As you’re reading this, Rishi Sunak and Ursula von der Leyen are getting ready for their joint presser in Windsor after their lunch-time “final talks” on the new deal for the Northern Ireland protocol. Sunak will then bring the news to his MPs with a statement in the Commons. A senior government source has confirmed an agreement has already been reached. “The deal is done”, they said.
Sunak has made a perilous bet – banking on the hope that his claims of winning “big concessions” from the EU will be enough to placate the hard-line Brexiteers on his backbenches. Legally, the deal doesn’t have to go through a vote in the Commons. But if his MPs resign en masse – like it was originally predicted, and now looks less likely to happen – it will cause him more than a headache. The prime minister is likely to go for a vote, but probably not now – to leave everyone with some time to digest the actual content of the deal.
But what are these alleged concessions? The squabble between the government and the EU was always about trade. The original Northern Ireland protocol avoided a hard border, but created a de-facto trade frontier between the UK and Northern Ireland. Businesses on both sides lamented the complexities of the checks and the delays they were causing to their commerce.
Sunak’s deal includes a system based on different lanes for products. Businesses exporting goods to Northern Ireland will go through the “green lane”, with limited checks. Those whose produce travels further, into the EU, will go through the “red lane”, in line with the checks required by the Union.
Another element – one on which Sunak has insisted a lot – is Northern Ireland’s place within the United Kingdom. Under the deal hammered out by Boris Johnson and his chief negotiator David Frost, Westminster was prevented from legislating on several issues in the province. Northern Ireland had to follow EU single market rules on state aid, VAT, alcohol duty and other taxation areas.
Sunak seems to have achieved a significant win from the EU. The Union has agreed to a “light-touch” approach, thus enabling Northern Ireland to follow Great Britain’s line on things like state aid and VAT, but leaving open for itself the possibility of intervening on the final decision on a case-by-case basis.

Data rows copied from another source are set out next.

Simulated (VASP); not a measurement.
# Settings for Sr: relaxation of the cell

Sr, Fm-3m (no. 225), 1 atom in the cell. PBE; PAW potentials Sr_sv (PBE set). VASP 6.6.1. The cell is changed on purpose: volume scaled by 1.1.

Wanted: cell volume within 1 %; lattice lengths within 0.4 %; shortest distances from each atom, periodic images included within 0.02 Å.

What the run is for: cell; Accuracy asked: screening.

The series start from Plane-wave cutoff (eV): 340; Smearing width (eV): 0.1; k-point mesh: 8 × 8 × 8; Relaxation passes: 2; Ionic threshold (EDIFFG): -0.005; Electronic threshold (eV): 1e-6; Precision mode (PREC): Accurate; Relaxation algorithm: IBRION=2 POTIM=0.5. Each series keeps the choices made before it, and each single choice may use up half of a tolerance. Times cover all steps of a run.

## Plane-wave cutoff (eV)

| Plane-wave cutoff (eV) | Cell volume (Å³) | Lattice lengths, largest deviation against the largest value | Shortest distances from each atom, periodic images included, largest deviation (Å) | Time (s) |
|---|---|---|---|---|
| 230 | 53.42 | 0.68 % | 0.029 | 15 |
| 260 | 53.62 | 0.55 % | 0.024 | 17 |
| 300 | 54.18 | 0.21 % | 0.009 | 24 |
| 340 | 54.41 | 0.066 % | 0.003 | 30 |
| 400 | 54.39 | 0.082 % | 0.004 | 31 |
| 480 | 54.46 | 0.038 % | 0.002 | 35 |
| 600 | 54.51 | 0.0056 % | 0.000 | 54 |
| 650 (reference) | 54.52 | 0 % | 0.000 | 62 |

The last, perhaps most controversial point for the Conservative party, is the European Court of Justice (ECJ). Hard-line Tory Brexiteers absolutely loathe the fact that a European institution can make legal decisions about matters concerning Northern Ireland. The unionists in Northern Ireland have also set a red line on the role of the ECJ.
Sunak seems to have been able to negotiate a more flexible settlement. The EU would have to inform Westminster of any future regulations which would apply to Northern Ireland, and the government could object, opening up a conversation with the EU about whether that rule would actually work for the province. Disputes over the application of EU laws would be considered first and foremost by the courts in Northern Ireland, and then, if there’s a need to, by the ECJ.
Perhaps this is the best Sunak could have achieved. The prime minister is probably quite content with the progress he’s made. Now let’s see if the unionists in Northern Ireland and the most uncompromising Brexiteers are as happy as he is.